The black boxes holding the flight data and cockpit voice recorders of a South Korean passenger jet that crashed, killing 179 people, stopped recording four minutes before the disaster, officials have said.
Jeju Air 7C2216, a Boeing 737-800 jet, was flying from the Thai capital of Bangkok to Muan, South Korea, on 29 December when it crash-landed, skidding off the runway into a wall and exploding into flames.
Of the 175 passengers and six crew members on board, only two crew survived and were pulled from the wreckage at Muan International Airport, about 180 miles south of Seoul.
The voice recorder was initially analysed in South Korea, and, when data was found to be missing, was then sent to a US National Transportation Safety Board laboratory, the ministry said.
The damaged flight data recorder was taken to the US for analysis in cooperation with the US safety regulator, the ministry said.
The pilots told air traffic control the aircraft had suffered a bird strike and declared an emergency about four minutes before it crashed.
Sim Jai-dong, a former transport ministry accident investigator, said the discovery of the missing data from the crucial final minutes was surprising and suggested all power including backup may have been cut, which is rare.

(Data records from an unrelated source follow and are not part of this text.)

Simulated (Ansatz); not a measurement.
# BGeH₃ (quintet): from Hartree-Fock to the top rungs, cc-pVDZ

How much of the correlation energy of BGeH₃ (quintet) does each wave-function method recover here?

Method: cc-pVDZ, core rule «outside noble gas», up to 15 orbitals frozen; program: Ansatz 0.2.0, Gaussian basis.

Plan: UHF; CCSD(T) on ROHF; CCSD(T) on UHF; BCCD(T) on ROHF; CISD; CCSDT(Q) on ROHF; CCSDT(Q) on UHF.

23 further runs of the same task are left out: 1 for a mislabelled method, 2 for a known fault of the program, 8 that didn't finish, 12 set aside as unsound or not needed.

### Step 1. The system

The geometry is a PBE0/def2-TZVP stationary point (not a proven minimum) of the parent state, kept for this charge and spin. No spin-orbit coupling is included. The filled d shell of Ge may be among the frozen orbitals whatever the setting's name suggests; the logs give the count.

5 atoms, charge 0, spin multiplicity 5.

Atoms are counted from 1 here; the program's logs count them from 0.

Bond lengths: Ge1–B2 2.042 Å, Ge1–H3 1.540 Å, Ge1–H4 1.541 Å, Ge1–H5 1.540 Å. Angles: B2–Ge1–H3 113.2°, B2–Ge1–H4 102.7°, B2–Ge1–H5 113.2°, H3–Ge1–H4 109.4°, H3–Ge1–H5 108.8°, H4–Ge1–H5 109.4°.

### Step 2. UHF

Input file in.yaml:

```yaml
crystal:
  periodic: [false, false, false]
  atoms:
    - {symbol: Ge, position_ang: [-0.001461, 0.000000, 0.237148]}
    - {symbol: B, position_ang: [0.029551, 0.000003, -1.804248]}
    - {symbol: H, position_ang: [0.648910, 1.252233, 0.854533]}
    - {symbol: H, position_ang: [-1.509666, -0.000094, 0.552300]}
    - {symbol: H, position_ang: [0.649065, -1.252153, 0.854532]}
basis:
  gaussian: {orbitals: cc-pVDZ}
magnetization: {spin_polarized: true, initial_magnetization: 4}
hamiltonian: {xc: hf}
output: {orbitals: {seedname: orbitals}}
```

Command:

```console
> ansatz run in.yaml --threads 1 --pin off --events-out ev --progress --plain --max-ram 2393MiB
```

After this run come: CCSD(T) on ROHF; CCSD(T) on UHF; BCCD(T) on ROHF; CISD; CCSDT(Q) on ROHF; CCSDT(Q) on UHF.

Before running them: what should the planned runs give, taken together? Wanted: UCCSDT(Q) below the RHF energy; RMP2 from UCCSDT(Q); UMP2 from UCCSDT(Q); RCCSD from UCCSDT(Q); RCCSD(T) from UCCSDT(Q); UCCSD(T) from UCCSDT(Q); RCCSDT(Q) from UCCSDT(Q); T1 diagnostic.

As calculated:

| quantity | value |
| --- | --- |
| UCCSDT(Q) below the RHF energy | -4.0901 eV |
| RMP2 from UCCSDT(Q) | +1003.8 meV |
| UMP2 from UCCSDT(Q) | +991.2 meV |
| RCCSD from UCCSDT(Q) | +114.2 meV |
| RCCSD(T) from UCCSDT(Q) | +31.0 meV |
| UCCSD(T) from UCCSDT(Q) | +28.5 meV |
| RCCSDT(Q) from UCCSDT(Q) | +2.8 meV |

The transport ministry said other data was available and would be used in the investigation, which it said would be transparent, with information being shared with the victims’ families.
The investigation of the crash has also focused on the embankment, which was designed to prop up the “localiser” system, used to assist aircraft landing, raising questions as to why it was built with concrete and so close to the end of the runway.